Therefore, regulation 7.8.06A provides an exemption for standard margin lending facilities from Division 3 of Part 7.8 of the Act.

 

 

Item [10] – Regulations 7.8.08A, 7.8.08B, 7.8.09, 7.8.09A, 7.8.10 and 7.8.10A

 

Regulation 7.8.08A

 

There are concerns that a margin loan borrower, without informing the lender in advance, may purchase shares or other financial products and gives instructions to settle the trade through the margin lending facility such that a breach of the credit limit would result if the trade was settled by the lender.

 

The following problem has been identified:

                recognising that the borrower might make multiple additional contributions of equity within a three-month period before an unsuitability assessment for the initial credit limit increase had been carried out.

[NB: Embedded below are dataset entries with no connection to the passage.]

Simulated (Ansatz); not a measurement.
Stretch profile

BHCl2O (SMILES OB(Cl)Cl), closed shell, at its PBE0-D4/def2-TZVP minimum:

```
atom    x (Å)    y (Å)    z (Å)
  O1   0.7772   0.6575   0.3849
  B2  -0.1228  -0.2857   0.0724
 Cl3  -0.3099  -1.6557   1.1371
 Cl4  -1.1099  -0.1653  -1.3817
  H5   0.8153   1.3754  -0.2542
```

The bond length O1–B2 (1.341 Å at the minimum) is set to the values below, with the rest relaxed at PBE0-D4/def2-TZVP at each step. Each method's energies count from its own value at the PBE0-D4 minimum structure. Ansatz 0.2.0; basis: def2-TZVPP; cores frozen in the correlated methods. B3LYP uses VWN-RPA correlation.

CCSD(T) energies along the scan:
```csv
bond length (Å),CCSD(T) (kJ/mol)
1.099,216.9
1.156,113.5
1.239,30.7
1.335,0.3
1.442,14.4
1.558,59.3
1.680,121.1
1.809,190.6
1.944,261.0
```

Regulation 7.8.08A would fix this problem by providing that:

                the margin lender may settle the trade, subject to the requirement to conduct the unsuitability assessment within a certain period of time after the trade is settled;

               where the increase is no more than five per cent of the credit limit, lenders will be allowed to conduct the unsuitability assessment up to 90 days after the limit increase occurs;

                whenever a credit limit increase occurs in the manner described, an unsuitability assessment must be conducted and the assessment must conclude that the facility is not unsuitable for the client after the limit increase, before another such increase could occur; and

                if the sum total of several contributions made within the one day is no more than five per cent of the credit limit, they are taken to be one increase for the purposes of this proposed amendment.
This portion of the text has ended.